The Coming Week’s Daf Yomi by Rabbi Adin Steinsaltz

This essay is based upon the insights and chidushim (original ideas) of Talmudic scholar Rabbi Adin Steinsaltz, as published in the Hebrew version of the Steinsaltz Edition of the Talmud.

Horayot 2a-b: Following an erroneous ruling

When an individual performs a forbidden act based on the erroneous ruling of the High Court, who is to blame?

According to the first Mishnah in Masechet Horayot, when an individual follows the ruling of the court, leading to a transgression, the individual will not be held liable to bring a sin offering, since he acted appropriately, relying on the court’s ruling. The sacrifice will be brought by the court on behalf of everyone who followed their mistaken ruling. The Mishnah does teach that if the individual who sinned was a scholar who realized that the High Court had erred, and if he nevertheless followed their ruling, then he cannot lay the blame on the court and he will have to bring his own sacrifice.

The Gemara explains that the mistake made by the scholar in this case must have been a misunderstanding of the law of mitzvah lishmo’ah divrei chachamim – that an individual is obligated to accept the words of the Sages. As Rashi explains, this scholar thought that this requires him to follow the High Court’s ruling even if he is certain that they are mistaken.

Many of the commentaries point out that there is a serious difficulty with this approach, given the Rabbinic interpretation of the Biblical passage lo tasur min ha-davar asher yagidu lecha yamin u’semol – “You shall not turn away from their words to the right or to the left” (Devarim 17:11) – as meaning that the High Court must be accepted under all circumstances. In his Chefetz Hashem, Rabbi Chaim ibn Attar explains that although the scholar cannot publicly offer a ruling that contradicts the agreed-upon decision of the High Court, nevertheless on a personal level he cannot follow their ruling if he is convinced that it is incorrect. Someone who does so is responsible for his own actions and must bring his own sin offering.

Later in the Gemara, the Mishnah’s teaching is limited to the opinion of a single tanna, explaining that the Chachamim disagree and only free the transgressor from a sacrifice if the erroneous ruling led the majority of the Jewish community to transgress. If a single individual – or a minority of the community – sinned because of the court’s ruling, then they would still need to bring a sin offering.
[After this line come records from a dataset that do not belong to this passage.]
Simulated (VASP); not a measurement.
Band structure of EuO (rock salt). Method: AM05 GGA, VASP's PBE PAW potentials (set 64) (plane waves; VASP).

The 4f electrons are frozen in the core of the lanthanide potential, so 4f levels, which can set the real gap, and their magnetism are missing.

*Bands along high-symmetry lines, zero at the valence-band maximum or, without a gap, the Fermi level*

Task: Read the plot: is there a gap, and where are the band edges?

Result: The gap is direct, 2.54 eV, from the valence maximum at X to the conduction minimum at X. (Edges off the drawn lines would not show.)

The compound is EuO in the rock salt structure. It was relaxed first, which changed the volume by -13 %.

Horayot 3a-b: Must all the judges agree?

As we learned on yesterday’s daf when the High Court rules erroneously and that decision is acted upon by the majority of the Jewish community, the High Court will be obligated to bring a sin offering on behalf of the community, but the individuals will be free of the obligation to do so. What are the conditions necessary for the court’s ruling to be accepted?

Rabbi Yonatan suggests that the Biblical passage that introduces this law – v’im kol adat Yisrael yishgu – “And if all of Israel errs…” (Vayikra 4:16) – should be understood as teaching that the decision must have been made by the court unanimously, that even if one hundred judges sat together in making this decision, all must agree to the ruling if the court is to become responsible for the community’s actions. When challenged with the Mishnah‘s teaching that a single scholar who disagrees with the court’s decision will be liable for his own actions, which clearly indicates that the ruling stands even if there was minority dissent (see the discussion on yesterday’s daf), the Gemara suggests that that scholar must have been present at the deliberations and have nodded in assent when the decision was made. Ultimately, Rabbi Yonatan’s position is rejected and the Gemara concludes that “if all Israel errs” should be understood to mean that the full court must be present, even if the decision is made based on majority opinion.

The Talmud Yerushalmi discusses a similar situation, deliberating whether a decision taken by one hundred judges needs to be unanimous, and even whether they need to agree on the reasoning underlying their decision. The Bet Shmuel asks, however, how we will ever find a court of one hundred judges? The Great Sanhedrin, who are the ones making the decisions in these cases, are required to be a group of 71 judges, and it is forbidden to add to this number.

In his Hok Natan, the Tunisian scholar Rabbi Natan Bourgil suggests that saying “even if there are one hundred judges, they must all agree” is clearly an expression of exaggeration rather than a ruling about a specific number of sitting judges. The Maharatz Chayot argues that on occasion court decisions were made with more than 71 judges, as we find in the Gemara in a number of places that the Anshei Knesset ha-Gedolah consisted of 120 scholars who legislated laws for the Jewish people.


Horayot 4a-b: Judicial leadership

As we have seen our Gemara is deliberating the conditions necessary for the High Court’s ruling to be accepted so that when it rules erroneously and that decision is acted upon by the majority of the Jewish community, the High Court will be obligated to bring a sin offering on behalf of the community, but the individuals will be free of the obligation to do so. The Mishnah on today’s daf teaches that if the muflah shel bet din – if the senior scholar among the judges – was missing when the decision was made, then the ruling will not be considered fully legitimate, and the court will not bring the sin offering on behalf of the community.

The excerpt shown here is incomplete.